We also include estimation of a DEM height correction parameter (hgt_flg=1). The phase model includes a height related term proportional to the derivative of the interferometric phase with respect to height. This additional degree of freedom permits calculation of a height correction for all the interferograms that minimizes the phase residuals in a least-squares sense. If the value of the smoothing parameter is set to 0, then the value of the height correction will be very close to 0.0 since the phase can then be fully attributed to motion of the surface or atmosphere. Only when the smoothing parameter is > 0 can height corrections be calculated. The height corrections are consistent over a range of values of the smoothing parameter gamma > 1. The network of measurements should not have phase unwrapping errors or gaps when estimating the height corrections. Larger values of gamma > 1 up to 10, will result in better height estimates especially when the deformation is essentially linear.

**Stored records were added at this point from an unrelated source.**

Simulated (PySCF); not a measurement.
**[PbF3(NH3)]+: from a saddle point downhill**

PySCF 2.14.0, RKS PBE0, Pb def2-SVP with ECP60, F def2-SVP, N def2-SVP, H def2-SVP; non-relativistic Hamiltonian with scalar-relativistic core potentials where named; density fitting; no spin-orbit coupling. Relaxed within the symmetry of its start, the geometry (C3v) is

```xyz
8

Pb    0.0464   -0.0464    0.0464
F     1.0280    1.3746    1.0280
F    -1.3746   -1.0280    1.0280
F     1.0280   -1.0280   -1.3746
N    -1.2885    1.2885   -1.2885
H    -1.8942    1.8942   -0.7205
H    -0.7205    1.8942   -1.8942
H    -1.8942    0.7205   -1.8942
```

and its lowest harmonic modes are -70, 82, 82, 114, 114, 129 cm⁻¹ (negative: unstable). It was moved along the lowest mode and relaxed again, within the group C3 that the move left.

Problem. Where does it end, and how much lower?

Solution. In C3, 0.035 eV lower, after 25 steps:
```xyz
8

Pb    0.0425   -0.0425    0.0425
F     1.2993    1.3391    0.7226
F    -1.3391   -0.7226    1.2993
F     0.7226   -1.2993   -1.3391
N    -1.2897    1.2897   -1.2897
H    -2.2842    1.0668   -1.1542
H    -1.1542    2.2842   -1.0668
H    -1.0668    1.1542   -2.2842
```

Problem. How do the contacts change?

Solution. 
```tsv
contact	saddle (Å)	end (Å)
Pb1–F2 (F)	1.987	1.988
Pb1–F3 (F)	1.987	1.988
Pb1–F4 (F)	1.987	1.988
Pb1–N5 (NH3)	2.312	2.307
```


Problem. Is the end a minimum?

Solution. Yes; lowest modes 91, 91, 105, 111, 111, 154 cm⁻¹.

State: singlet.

Input to mb is the multi-reference itab file that provides information on the pairs of SLCs used to create each of the interferogram layers in the diff_in stack. Also input is the stack of SLC parameters for the images referenced in the itab, and the corresponding unwrapped deformation phases diff_in. Typically the input deformation phases are from differential interferograms with the topographic and residual orbital phases removed.

An example of a multi-reference itab is:

1 3 1 1 1 4 2 1 1 5 3 1 3 5 4 1 4 7 5 1 4 8 6 1 5 7 7 1 5 9 8 1 6 8 9 1 6 10 10 1 6 11 11 1 ... 22 25 35 1 22 27 36 1 23 27 37 1 24 27 38 1 25 27 39 1 25 28 40 1

The entries in the multi-reference itab were selected such that they satisfy specific criteria with respect to perpendicular baseline and time interval. The program base_calc, can be used to construct the multi-reference itab with entries that fulfill baseline, and time interval criteria. Note that the minimum time interval should be set to 1 day to avoid having auto-interferograms that contain no phase information.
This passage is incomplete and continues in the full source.